This article gives a more detailed view on the Exasol Cluster Architecture. A high level view is provided here.
Exasol Cluster Nodes: Hardware
An Exasol Cluster is built with commodity Intel servers without any particular expensive components. SAS hard drives and Ethernet Cards are sufficient. Especially there is no need for an additional storage layer like a SAN.
See here for a list of Exasol Certified Servers.
As a best practice the hard drives of Exasol Cluster nodes are configured as RAID 1 pairs. Each cluster node holds four different areas on disk:
1.OS with 50 GB size containing CentOS Linux, EXAClusterOS and the Exasol database executables
2.Swap with 4 GB size
3.Data with 50 GB size containing Logfiles, Coredumps and BucketFS
4.Storage consuming the remaining capacity for the hard drives for the Data Volumes and Archive Volumes
The first three areas can be stored on dedicated disks in which case these disks are also configured in RAID 1 pairs, usually with a smaller size than those that contain the volumes. More common than having dedicated disks is having servers with only one type of disk. These are configured as hardware RAID 1 pairs. On top of that software RAID 0 partitions are being striped across all disks to contain OS, Swap and Data partition.
Exasol 4+1 Cluster: Software Layers
This popular multi-node cluster serves as example to illustrate the concepts explained. It is called 4+1 cluster because it has 4 Active nodes and 1 Reserve node. Active and Reserve nodes have the same layers of software available. The purpose of the Reserve node is explained here. Upon cluster installation, the License Server copies these layers as tar-balls across the private network to the other nodes. The License Server is the only node in the cluster that boots from disk. Upon cluster startup, it provides the required SW layers to the other cluster nodes.
Exasol License Essentials
There are three types of licenses available:
Database RAM License: This most commonly used model specifies the total amount of RAM that can be assigned to databases in the cluster.
Raw Data License: Specifies the maximum size of the raw data you can store across databases in the cluster.
Memory Data License: Specifies the maximum size of the compressed data you can store across all databases.
For licenses based on RAM, Exasol checks the RAM assignment at the start of the database. If the RAM in use exceeds the maximum RAM specified by the license, the database will not start.
For licenses based on data size (raw data license and memory data license), a periodic check is done by Exasol on the size of the data. If the size limit exceeds the value specified in the license, the database does not permit any further data insertion until the usage drops below the specified value.
Customers receive their license as a separate file. To activate the license, these license files are uploaded to the License Server using EXAoperation.
Storage Volumes are created with EXAoperation on specified nodes.

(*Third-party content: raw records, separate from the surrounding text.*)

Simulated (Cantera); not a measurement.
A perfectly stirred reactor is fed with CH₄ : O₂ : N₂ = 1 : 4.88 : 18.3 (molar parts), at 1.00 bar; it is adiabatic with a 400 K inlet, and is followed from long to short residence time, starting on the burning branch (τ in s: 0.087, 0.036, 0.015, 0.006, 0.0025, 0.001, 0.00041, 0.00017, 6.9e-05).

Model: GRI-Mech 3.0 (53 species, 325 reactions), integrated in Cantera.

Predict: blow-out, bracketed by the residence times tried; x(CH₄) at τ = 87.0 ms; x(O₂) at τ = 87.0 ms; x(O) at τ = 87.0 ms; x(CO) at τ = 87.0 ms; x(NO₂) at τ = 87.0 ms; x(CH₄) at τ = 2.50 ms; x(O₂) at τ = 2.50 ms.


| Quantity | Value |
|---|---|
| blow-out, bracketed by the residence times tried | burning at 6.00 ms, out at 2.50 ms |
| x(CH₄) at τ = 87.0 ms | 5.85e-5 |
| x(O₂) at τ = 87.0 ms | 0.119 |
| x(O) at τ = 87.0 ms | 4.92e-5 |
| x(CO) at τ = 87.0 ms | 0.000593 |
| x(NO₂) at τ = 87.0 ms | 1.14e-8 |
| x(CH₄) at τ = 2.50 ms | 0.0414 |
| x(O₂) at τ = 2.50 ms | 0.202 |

EXAStorage provides two kinds of volumes:
Each database needs one volume for persistent data and one temporary volume for temporary data.
While the temporary volume is automatically created by a database process, the persistent data volume has to be created by an Exasol Administrator upon database creation.
Archive volumes are used to store backup files of an Exasol database.
Exasol 4+1 Cluster: Data & Archive Volume distribution
Data Volumes and Archive Volumes are hosted on the hard drives of the active nodes of a cluster.
They consume the major capacity of these drives. The license server usually hosts EXAoperation.
EXAoperation is the major management GUI for Exasol Clusters, consisting of an Application Server and a small Configuration Database, both located on the License Server under normal circumstances. EXAoperation can be accessed from all Cluster Nodes via HTTPS. Should the License Server go down, EXAoperation will failover to another node while the availability of the Exasol database is not affected at all.
Shared-nothing architecture (MPP processing)
Exasol was developed as a parallel system and is constructed according to the shared-nothing principle. Data is distributed across all nodes in a cluster. When responding to queries, all nodes co-operate and special parallel algorithms ensure that most data is processed locally in each individual node’s main memory.
When a query is sent to the system, it is first accepted by the node the client is connected to. The query is then distributed to all nodes. Intelligent algorithms optimize the query, determine the best plan of action and generate needed indexes on the fly. The system then processes the partial results based the local datasets. This processing paradigm is also known as SPMD (single program multiple data). All cluster nodes operate on an equal basis, there is no Master Node. The global query result is delivered back to the user through the original connection.
Above picture shows a Cluster with 4 data nodes and one reserve node. The license server is the only server that boots from disk. It provides the OS used by the other nodes over the network.
Exasol uses a shared nothing architecture. The data stored in this database is symbolized with A,B,C,D to indicate that each node contains a different part of the database data. The active nodes n11-n14 each host database instances that operate on their part of the database locally in an MPP way. These instances communicate and coordinate over the private network.
Exasol Network Essentials
Each Cluster node needs at least two network connections: One for the Public Network and one for the Private Network. The Public Network is used for client connections. 1 Gb Ethernet is sufficient usually. The Private Network is used for the Cluster Interconnect of the nodes. 10 GB Ethernet or higher is recommended for the Private Network. Optionally, the Private Network can be separated into one Database Network (Database Instances communicate over it) and one Storage Network (Mirrored Segments are synchronized over this network).
Exasol Redundancy Essentials
Redundancy is an attribute that can be set upon EXAStorage Volume creation. It specifies the number of copies of the data that is hosted on Active Cluster nodes. In practice this is either Redundancy 1 or Redundancy 2. Redundancy 1 means there is no redundancy, so if one node fails, the volume with that redundancy is no longer available. Typically that is only seen with one-node Clusters. Redundancy 2 means that each node holds a copy of data that is operated on by a neighbor node, so the volume remains available if one node fails.
Exasol 4+1 Cluster: Redundancy 2
If volumes are configured with redundancy 2 – which is a best practice – then each node holds a mirror of data that is operated on by a neighbor node. If e.g. n11 modifies A the mirror A‘ on n12 is synchronized over the private network. Should an active node fail, the reserve node will step in starting an instance.